The ‘perfect’ student

Ever since I can remember I was a very smart kid who was always told that I did great at school and studying. Since I have recently completed my journey as a student, I can now say that I managed to hold on to the giftedness of doing well at school. At least, of producing good grades.

When I started studying at the university, this proneness to doing well at studying started to slowly become part of my identity. I became the person who wanted to study for the rest of their life, who enjoyed excelling at school and exams and didn’t care too much for things that would distract from my studies. This would ultimately direct me at some kind of ambitious career I imagined — variating from CEO of google to prime-minister of the Netherlands.

I obtained those ridiculous goals when I got rejected by the academy of arts and figured that my journey would start at university. I figured that I wanted to ask questions, rather than listen to the answers, ergo, a bachelor in philosophy seemed to suit my academic quest for creativity. So, I applied to a university near me and started my philosophical path to ambitious job opportunities.

Pessimism made me crash

It didn’t take me long to figure out that a bachelor’s degree in philosophy is not an easy ticket into Google’s head offices or Dutch politics, or any high-level job opportunity for that matter. At last, a parallel remained between me and the art academy student I once wished to be: both of us lacked the slightest guarantee of finding steady, well-paid jobs.

Philosophy students joke about this all the time, pessimistically laughing away any conversational attempt like “so, philosophy huh, and … what exactly can you do with that?”.

Sure, philosophers know of many useful applications. The problem is, our philosophical ideas are often not that interesting to many outside the discipline, and not many people would like to pay for those ideas either (I would not mind drinking beer and talking about Kant’s third Critique in a shady pub on a salary, but I doubt that there is any revenue in that).

Am I too pessimistic about the philosophical opportunities the world has to offer? Probably, yes.

But the point is that I started to believe my own cynical answers to those courageous small talkers that dare to enter into a conversation on philosophy and job opportunities. I started to believe that this was how others would view someone who only had a degree in philosophy and I became convinced that if I wanted to come even anywhere near being the new CEO of Google, then I needed to do more and do better at things that showed that I had more potential, besides abstract discussions and philosophizing about life.
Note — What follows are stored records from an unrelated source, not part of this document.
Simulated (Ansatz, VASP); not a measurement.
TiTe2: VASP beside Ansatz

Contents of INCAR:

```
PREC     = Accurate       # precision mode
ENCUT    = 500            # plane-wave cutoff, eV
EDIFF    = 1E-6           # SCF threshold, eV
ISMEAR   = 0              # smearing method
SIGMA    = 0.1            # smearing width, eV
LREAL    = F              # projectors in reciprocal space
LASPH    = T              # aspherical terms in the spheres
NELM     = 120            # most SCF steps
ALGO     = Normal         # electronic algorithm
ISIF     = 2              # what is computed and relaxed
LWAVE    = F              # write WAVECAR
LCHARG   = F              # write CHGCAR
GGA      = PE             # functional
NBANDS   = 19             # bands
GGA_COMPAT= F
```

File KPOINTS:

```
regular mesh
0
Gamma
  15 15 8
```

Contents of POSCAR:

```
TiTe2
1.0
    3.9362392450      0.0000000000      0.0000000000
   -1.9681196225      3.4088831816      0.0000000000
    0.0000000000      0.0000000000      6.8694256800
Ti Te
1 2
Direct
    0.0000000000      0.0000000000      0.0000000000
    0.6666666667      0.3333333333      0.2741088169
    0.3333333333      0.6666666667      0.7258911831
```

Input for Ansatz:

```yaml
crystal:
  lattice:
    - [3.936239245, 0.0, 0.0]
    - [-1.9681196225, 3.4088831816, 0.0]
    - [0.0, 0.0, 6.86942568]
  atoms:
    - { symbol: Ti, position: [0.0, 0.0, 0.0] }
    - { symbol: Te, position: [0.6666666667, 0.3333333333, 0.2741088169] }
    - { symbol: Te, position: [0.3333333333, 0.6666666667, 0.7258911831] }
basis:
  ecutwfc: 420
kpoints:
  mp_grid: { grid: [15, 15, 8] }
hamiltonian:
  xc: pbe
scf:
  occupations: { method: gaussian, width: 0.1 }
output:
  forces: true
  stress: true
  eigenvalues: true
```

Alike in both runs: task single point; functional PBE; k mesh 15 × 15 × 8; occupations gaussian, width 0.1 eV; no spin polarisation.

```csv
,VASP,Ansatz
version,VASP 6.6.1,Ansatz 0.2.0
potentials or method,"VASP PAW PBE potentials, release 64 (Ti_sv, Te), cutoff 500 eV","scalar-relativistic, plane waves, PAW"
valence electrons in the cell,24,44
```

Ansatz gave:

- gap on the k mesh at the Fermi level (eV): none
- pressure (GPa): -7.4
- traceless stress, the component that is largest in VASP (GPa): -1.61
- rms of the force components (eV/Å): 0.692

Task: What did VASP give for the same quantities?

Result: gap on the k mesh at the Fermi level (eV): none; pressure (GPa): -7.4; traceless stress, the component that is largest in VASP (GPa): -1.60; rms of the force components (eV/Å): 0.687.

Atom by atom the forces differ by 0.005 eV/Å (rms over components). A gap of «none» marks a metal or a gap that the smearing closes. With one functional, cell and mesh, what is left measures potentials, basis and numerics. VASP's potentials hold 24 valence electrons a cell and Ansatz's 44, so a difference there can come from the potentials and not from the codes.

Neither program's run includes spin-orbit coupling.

So, what did I do to elevate my resume to level ‘CEO of Large Company’ or ‘Head of Fancy Department of Important Things’?

Nothing.

Well, that is, nothing except stressing myself out over the entire course of my student years. Quite literally, because I ended up burning out at the age of 22, having to quit my research master’s degree in social and political philosophy because I spent all my time worrying about my future, about what I was doing, about what I wasn’t doing. Forgetting about what I wanted, what I enjoyed, and about how to care for myself, rather than my ambitions.

Goodbye cynicism!

I spend almost a full year trying to learn about being content with not being perfect, and proud of what I accomplished, to battle that big black hole in my career plans (and my resume), and the stress that it gave me.

Once I figured some of this stuff out, it became clear what kind of valuable things my ‘unimpressive’ academic studies in philosophy had actually thought me. And, how stupid I was to think that I needed to focus on all sorts of other things. I had been doing everything I wanted and was learning all the skills I needed to be creative, to learn how to think critically, and how to write those thoughts down in sentences that others could only dream of writing.

It was my own cynicism towards the value of what I was doing, that drove me to attempt unachievable goals, that made me think “see, I don’t have the skills to do all these things”.

But my not so gentle crash made me remember that I don’t actually care about a fancy job. All I want to do is read, write, and teach interesting things. Getting a degree in philosophy was the perfect choice to learn how to do those things.

In the end, the cure for my pessimistic outlook was not an incredible job opportunity to put on my resume. I needed a reminder that I should be proud of what I was already achieving.

The struggle is real

But being proud of yourself is easier said than done. Let alone if your track record of excellent grades means that everyone else is expecting you to pass all these challenges with great ease.

Personally, I’m better at describing abstract, metaphysical thoughts than telling my companions how incredibly hard it is to finish a master’s degree when you have to deal with mental health issues and the mess I had made by stressing and working myself into devastation. It is not always easy to see that people are struggling. This was definitely the case for me and my post-grad studies. Most people around me didn’t even know I was struggling to finish my degree.

They didn’t know, because every time a fellow student asked how I did on my paper, they probably figured that if I keep getting excellent grades then this must be a piece of cake for me. They didn’t see the effort I put in overcoming perfectionism, dealing with low energy, stress, and anxiety. All they saw was the grades that, luckily, I owe to my nerdy obsession with complex philosophical ideas and, I guess, my intelligence and writing.

But being a good student is not the equivalent of being a highly intelligent, full-on philosophy nerd. It is also finishing assignments on time, meeting the briefing, organizing and scheduling all your tasks, and then managing a personal life on top of that.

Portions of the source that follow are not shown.